Three decades after Frank Capra hit the ‘A’ list (joined at the hip with writing partner Robert Riskin), adapting the wiseguy sentiment of Damon Runyon’s LADY FOR A DAY/’33, he left the arena for good with this thuddingly misconceived flop of a remake. The story is largely unchanged (elderly apple peddler, a lucky charm to raffish NYC mob man, needs his help to keep her engaged daughter from finding out she’s a tramp), but something’s gone missing in the new treatment. Okay, everything’s gone missing. A lot of the loss comes in making the story a period piece (not that Capra had much choice in ‘61). But where the zestful earlier film played as a tough & funny Depression Era fairy tale, the remake seems to run at half-speed. (And its forty-five extra minutes make the cast look like dunderheads.) A few players glean laughs (mostly Peter Falk & Edward Everett Horton), and Bette Davis, a most unlikely Apple Annie, at least keeps her dignity, but others aren’t so much miscast as defeated. Especially Glenn Ford, whose soft attack is like anti-matter, and Arthur O’Connell as a Spanish Count. You know you’re in trouble when you’ve got Arthur O’Connell playing a Spanish Count. With a thirty year retirement ahead of him, Capra seems relieved to throw in the towel.

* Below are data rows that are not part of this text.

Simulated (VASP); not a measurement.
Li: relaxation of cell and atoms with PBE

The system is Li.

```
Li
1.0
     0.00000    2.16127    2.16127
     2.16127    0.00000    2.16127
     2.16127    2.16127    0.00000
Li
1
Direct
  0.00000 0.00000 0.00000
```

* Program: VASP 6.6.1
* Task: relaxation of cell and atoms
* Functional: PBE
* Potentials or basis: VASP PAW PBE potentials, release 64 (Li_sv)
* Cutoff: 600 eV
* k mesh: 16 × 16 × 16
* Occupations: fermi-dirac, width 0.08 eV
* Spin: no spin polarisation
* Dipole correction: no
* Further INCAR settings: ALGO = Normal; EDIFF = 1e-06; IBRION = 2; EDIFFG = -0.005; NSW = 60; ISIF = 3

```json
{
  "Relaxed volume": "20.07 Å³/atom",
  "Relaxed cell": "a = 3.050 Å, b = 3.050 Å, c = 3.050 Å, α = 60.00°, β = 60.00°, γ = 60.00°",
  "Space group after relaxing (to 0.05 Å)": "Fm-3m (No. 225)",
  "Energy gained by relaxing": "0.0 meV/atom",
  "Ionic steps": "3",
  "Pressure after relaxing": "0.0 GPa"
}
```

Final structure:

WATCH THIS, NOT THAT/LINK: As mentioned above, Capra’s LADY FOR A DAY, about the best of all possible Damon Runyon adaptations. https://maksquibs.blogspot.com/2012/08/lady-for-day-1933.html
SCREWY THOUGHT OF THE DAY: Over-stuffed & bloated, POCKETFUL plays like a Hollywood embalming of a B’way musical. Begging the question, why hasn’t someone musicalized this story?
DOUBLE-BILL: Swansong for Capra regular supporting actor Thomas Mitchell following stellar perfs in DEEDS; LOST HORIZON; MR. SMITH and WONDERFUL LIFE.
ATTENTION MUST BE PAID: Capra’s career-long fixation on the erotic nature of water running over glass gets a final workout as debuting young lovers Ann-Margret & Peter Mann bill & coo.